> I frequently consult the Unihan database to get detailed information
> about Japanese and Chinese characters, and I have noticed that at
> least some pages are encoded in more than one encoding, that is to
> say, although the main encoding is in "UTF-8" (as one would expect on
> the Unihan site), certain characters on those pages are encoded in
> "ISO-8859-1", which makes them unreadable until one forces a change
> of the encoding.
> I just looked at these pages:
> (character: 墳)
> (character: 墓)
> The wrongly encoded characters appear here in the Hanyu Pinyin
> column: the accented letters are from the ISO-8859-1 charset and not
> from UTF-8 and will only become legible if one changes the encoding
> setting to ISO-8859-1 (which renders, of course, much the rest of the
> page unusable)
> kHanyuPinyin 10485.060:fén,fèn
> kHanyuPinyin 10470.090:mù
> I suspect that the providers of this information would like to see
> all of it to be encoded in UTF-8 and that the current encoding scheme
> is just an accident. :-)

This is very odd. The UniHan data files, which can be downloaded and which
presumably drive that WWW service, have that information correctly coded.

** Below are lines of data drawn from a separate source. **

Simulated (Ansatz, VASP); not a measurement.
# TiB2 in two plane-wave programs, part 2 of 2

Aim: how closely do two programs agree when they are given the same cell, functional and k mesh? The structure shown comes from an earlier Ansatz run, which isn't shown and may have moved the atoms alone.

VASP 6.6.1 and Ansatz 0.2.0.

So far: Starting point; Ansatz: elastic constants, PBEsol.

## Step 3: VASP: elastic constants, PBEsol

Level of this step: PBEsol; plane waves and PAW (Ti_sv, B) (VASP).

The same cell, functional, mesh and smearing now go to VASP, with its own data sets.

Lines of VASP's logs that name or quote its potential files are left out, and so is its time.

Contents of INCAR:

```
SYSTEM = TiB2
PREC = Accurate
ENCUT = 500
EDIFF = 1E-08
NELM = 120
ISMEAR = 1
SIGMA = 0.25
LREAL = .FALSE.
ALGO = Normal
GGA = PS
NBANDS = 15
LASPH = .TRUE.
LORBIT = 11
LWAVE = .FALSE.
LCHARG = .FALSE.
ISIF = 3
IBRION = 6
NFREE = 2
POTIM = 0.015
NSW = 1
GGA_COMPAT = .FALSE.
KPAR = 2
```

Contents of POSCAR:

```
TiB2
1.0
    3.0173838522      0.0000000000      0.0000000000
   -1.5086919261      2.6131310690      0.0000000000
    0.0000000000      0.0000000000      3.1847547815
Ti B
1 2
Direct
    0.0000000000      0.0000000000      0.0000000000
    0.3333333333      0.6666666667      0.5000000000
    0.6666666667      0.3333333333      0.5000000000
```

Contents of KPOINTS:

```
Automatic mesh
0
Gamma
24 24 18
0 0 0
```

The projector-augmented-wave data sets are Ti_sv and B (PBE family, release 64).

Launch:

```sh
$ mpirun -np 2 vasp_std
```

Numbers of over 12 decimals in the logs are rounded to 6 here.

Quoting from Unihan_Readings.txt (Unicode 6.0):

U+58B3 kCantonese fan4
U+58B3 kDefinition grave, mound; bulge; bulging
U+58B3 kHangul 분
U+58B3 kHanyuPinlu fen2(46)
U+58B3 kHanyuPinyin 10485.060:fén,fèn
U+58B3 kJapaneseKun HAKA
U+58B3 kJapaneseOn FUN
U+58B3 kKorean PWUN
U+58B3 kMandarin FEN2
U+58B3 kTang *bhiən
U+58B3 kVietnamese phần
U+58B3 kXHC1983 0322.071:fén

My guess is the WWW service is using a pre-release version
which had some coding errors.

My advice is to download the data and search it directly.